Federal Trade Commission

FTC Seeks Comment on Safeguards Rule

The Federal Trade Commission is seeking public comment on Standards for Safeguarding Customer Information (the “Safeguards Rule”) as part of its systematic review of all FTC rules and guides. The Safeguards Rule, which took effect in 2003, requires financial institutions to develop, implement and maintain a comprehensive information security program for handling customer information.

The FTC seeks comments on a number of questions, including the economic impact and benefits of the Rule; possible conflict between the Rule and state, local or other federal laws or regulations; and the effect on the Rule of any technological, economic or other industry changes. The Commission vote approving the Federal Register Notice was 3-0. The notice will be published shortly and instructions for filing comments appear in the Notice. Comments must be received on or before November 7, 2016.

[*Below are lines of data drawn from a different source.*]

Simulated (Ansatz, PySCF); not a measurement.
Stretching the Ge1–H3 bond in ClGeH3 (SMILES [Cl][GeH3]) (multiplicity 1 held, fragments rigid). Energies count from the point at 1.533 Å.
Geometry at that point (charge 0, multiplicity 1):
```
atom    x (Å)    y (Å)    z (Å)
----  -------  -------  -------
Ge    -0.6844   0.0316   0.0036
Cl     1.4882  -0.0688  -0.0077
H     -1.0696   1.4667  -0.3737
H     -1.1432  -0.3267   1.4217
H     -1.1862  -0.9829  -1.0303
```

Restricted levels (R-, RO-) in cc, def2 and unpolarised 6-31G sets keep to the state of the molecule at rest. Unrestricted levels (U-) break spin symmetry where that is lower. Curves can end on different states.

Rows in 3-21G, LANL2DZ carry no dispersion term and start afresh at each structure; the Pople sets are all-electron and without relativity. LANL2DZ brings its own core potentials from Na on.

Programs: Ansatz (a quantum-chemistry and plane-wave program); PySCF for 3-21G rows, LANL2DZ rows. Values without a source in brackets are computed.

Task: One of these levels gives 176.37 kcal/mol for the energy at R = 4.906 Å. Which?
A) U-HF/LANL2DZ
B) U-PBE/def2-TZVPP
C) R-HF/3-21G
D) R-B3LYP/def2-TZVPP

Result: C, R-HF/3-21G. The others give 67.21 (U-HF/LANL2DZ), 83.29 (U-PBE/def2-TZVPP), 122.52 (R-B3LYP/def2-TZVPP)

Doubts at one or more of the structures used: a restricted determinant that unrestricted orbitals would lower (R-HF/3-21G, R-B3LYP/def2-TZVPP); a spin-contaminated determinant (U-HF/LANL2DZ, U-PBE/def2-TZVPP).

FTC Approves Final Order in ASUS Privacy Case

After a public comment period, the Federal Trade Commission has approved a final order resolving the Commission’s complaint against ASUSTeK Computer, Inc., charging that critical security flaws in its routers put the home networks of hundreds of thousands of consumers at risk. The settlement was first announced in February 2016. In its complaint, the FTC alleged that ASUS failed to take reasonable steps to secure the software on its routers, despite making promises to consumers about their security.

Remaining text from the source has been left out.